Linebacker Devin Bush

I was fairly indifferent about Bush prior to Week 18. He was a healthy scratch in many games this year. While he was in on 17 tackles in Week 17 - a game where the Seahawks literally got run over much of the contest against the Pittsburgh Steelers - only 4 of those were solo tackles. But in Week 18, Bush hit Cardinals Kyler Murray after Murray had given himself up by sliding and Bush celebrated the hit. Pete Carroll should have walked out on the field and told Bush then and there that he had been released.

Guard Phil Haynes

Haynes has simply been too injured over his five-year career with Seattle to be counted on moving forward. He also no longer has a starting spot as Anthony Bradford has taken that. Haynes should leave no matter how little it would take to re-sign him.

Center Evan Brown

Brown's biggest issue with re-signing in Seattle isn't that he wasn't consistently good in 2023 (Brown was graded as the 30th-best center in the NFL this season, per PFF). It is that the Seahawks drafted Olu Oluwatimi in the 2023 NFL draft. Oluwatimi should be the starter moving forward.

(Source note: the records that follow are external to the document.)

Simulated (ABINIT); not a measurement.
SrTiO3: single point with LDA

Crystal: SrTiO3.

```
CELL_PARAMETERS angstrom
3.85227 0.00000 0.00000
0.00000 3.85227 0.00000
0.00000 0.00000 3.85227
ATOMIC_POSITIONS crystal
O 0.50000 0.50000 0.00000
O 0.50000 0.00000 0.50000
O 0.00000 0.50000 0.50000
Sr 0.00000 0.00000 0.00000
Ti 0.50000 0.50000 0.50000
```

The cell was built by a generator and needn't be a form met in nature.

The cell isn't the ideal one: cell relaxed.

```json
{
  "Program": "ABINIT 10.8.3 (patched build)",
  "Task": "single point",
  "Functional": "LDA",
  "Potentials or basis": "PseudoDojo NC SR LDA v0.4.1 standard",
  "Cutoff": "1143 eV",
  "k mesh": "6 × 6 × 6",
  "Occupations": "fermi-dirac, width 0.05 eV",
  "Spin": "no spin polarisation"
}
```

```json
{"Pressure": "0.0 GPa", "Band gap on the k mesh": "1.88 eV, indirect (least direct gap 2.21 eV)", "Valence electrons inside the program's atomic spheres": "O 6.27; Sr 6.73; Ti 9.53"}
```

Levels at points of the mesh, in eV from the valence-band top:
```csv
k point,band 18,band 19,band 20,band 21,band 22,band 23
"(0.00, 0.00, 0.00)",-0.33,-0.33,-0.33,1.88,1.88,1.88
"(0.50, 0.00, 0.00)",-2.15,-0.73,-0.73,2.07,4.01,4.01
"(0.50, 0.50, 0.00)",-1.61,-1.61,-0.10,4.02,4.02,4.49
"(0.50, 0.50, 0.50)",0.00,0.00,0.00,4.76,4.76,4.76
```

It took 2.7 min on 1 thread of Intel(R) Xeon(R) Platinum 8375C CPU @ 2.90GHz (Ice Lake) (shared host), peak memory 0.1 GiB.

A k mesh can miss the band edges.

Offensive lineman Jason Peters

Peters retired once and he will probably just do that again. It was an honorable move for him to come out of retirement to try to help the Seahawks this year, though. He just wasn't very good and an injury risk.

Cornerback Artie Burns

I don't dislike Burns. He is just never going to be close to a starter. The Seahawks need to find more cornerback in the 2024 NFL draft and release Burns.

Linebacker Darrell Taylor (RFA)

Taylor does one thing decently and that is pressure opposing quarterbacks, but he does that extremely inconsistently. In 2023, Taylor had a career-low in sacks and quarterback hits. His reps should be taken by someone who plays the run better and that literally might be anyone else in the world.

Linebacker Jon Rhattigan (RFA)

I mean this as no offense to Rhattigan. He plays hard, but he is not going to help much more than on special teams. He is taken up a roster spot that could be filled by someone who is more versatile.

Tight end Brady Russell (ERFA), offensive lineman McClendon Curtis (ERFA), offensive lineman Raiqwon O’Neal (ERFA), Linebacker Josh Omujiogu (ERFA)

These players are easily re-signable for Seattle, but none are likely to play meaningful snaps. There is no reason to keep them near the roster or on the practice squad if that is the case.